Single-Satellite Quantum Repeater Performance Analysis

TL;DR

This paper compares the performance of direct dual downlink entanglement distribution and single-satellite quantum repeaters for space-based quantum communication, analyzing various operational and geometric factors.

Contribution

It provides a detailed performance analysis of a single-satellite quantum repeater versus direct distribution, informing future space quantum network designs.

Findings

Direct dual downlink can bypass classical communication latency constraints.

Performance depends on overpass geometry and ground station altitudes.

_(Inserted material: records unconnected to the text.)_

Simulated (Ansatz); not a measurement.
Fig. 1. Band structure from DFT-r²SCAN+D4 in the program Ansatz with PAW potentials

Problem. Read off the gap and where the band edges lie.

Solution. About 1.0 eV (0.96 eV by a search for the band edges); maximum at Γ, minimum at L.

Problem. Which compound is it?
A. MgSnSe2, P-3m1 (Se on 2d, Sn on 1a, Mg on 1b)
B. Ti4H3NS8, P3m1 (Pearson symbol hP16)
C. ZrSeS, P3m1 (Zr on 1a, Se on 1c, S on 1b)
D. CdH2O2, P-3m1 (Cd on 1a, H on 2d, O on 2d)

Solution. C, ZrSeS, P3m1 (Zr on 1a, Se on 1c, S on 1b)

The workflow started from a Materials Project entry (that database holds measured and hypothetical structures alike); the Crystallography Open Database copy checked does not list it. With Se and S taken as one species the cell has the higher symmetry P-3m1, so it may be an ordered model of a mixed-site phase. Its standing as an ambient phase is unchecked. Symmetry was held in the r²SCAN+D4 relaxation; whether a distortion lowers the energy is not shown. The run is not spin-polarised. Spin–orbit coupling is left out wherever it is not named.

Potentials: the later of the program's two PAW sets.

Quantum memory and decoherence significantly affect entanglement fidelity.

Abstract

Space-based entanglement distribution has the potential to extend the range of quantum communication beyond that achievable through optical fibres that are constrained by exponential losses. Quantum repeaters have been proposed to mitigate the effects of channel losses for both fibre and satellite networks. Although quantum repeaters can improve entanglement distribution efficiency, the rate is constrained by classical communication latency in the entanglement swapping process. Direct dual downlink entangled pair distribution does not suffer such a latency restriction, hence can ``brute force'' the problem of high dual channel loss through increased source rate. Hence, the comparative requirements of direct pair distribution versus quantum repeater satellites are important for the design and deployment of space-based entanglement distribution systems. Here, we consider the simplest case of a single satellite establishing entanglement between two ground stations, comparing the performance of direct dual downlink to that of a space-based quantum repeater for general overpass geometries. We also study the long-term entanglement distribution performance for different ground station pairs and determine altitudinal dependence. Finally, we study the fidelity distribution of a satellite repeater system through Monte Carlo modelling of waiting times and rate statistics, exploring the effect of quantum memory capacity, decoherence rates, and operational policies. These results will inform mission design for future space-borne quantum repeater nodes, as well as requirements on space-based memory platforms.